If you catch me humming a few bars of “Under the Sea,” don’t think that I’m indulging in a “Little Mermaid” marathon during my lunch breaks.
No, it’s because CotB has a 4-year-old girl, and that means that Disney is everywhere in this blogger’s house. We’ve got Belle street chalk.
A Tinkerbell toothbrush stands tall in the upstairs bathroom.
Dress-up Disney Princess gowns show up in every room.
And decade-old McDonald’s toys (each discovered at local yard sales) are strewn about like caltrops.
So it’s no surprise that “Disney on Ice” is a yearly tradition.
Once again, the show has surfaced at the Giant Center at Hersheypark, and once again, CotB was there to clue you in on the good and bad of the show.
This is CotB’s third or fourth trip to Disney on Ice, so it’s fairly routine by now.
The show starts out with Mickey and Minnie Mouse offering to take us on a tour of the “Worlds of Fantasy.”
Their plans are cut short when their jalopy breaks down, and they call for help in the form of Tow Mater and his pals from Pixar’s “Cars.”
This cues the first big sequence of the night, as six miniature clown-cars and trucks wheel around the ice as they chat to one another.
The Disney on Ice folks say that the cars are fully animatronic, but the vehicle’s mouths barely move (I actually wondered if they were broken), and if you peek through the windshields, you can see folks crammed inside and steering.
The “Cars” characters get moving around the skating rink, but hardly at a break-neck speed.
In fact, it’s more like Zamboni speed — slow, steady and very unlikely to win any race.
Once Mickey’s car gets fixed, the show continues with scenes from “A Little Mermaid,” which are remarkably polished, brilliantly colored and seems to fill the entire rink.
That’s not really surprising since it’s been a Disney on Ice standard for years now. They’ve probably got enough goofy fish costumes by now to hand them out as door prizes.
Following Ariel’s number, “The Lion King” slips on to the ice. All in all, it’s a fine piece as well, although there’s some gratuitous use of a fog machine during a wildebeest stampede, and I had to wonder why the cheetahs were wearing capes.
Maybe they were SuperCheetahs.
After an intermission, Tinkerbell takes center stage with a lengthy finale.
The sequence appears to be taken from the plot line of the recent straight-to-DVD Tinkerbell movie, and that’s its biggest flaw.
The movie is just too new — and far too obscure despite its yearlong carpet-bombing of merchandise at the nation’s stores — for it to be a suitable finale.

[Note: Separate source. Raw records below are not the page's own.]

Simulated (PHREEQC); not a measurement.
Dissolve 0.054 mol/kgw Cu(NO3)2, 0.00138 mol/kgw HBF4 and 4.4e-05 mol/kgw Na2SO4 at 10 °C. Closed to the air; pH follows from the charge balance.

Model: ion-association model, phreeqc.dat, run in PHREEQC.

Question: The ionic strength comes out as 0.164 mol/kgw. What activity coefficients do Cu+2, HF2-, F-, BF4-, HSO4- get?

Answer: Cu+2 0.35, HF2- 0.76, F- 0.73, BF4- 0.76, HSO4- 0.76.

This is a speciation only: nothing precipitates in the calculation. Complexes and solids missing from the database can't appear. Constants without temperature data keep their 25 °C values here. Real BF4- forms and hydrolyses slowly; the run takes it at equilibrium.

For an adult, the storyline is hard to follow, with its glowing power-axes and talk of “nature talent fairies.”
It’s got to be even more obtuse for a kid.
The Tinkerbell number would be just fine as an opening number, with the more familiar movie redos packed into the finale, but as is, it just becomes a messy anticlimax for the evening.
But those are just my criticisms.
My 4-year-old? She loved it, and that’s who really matters.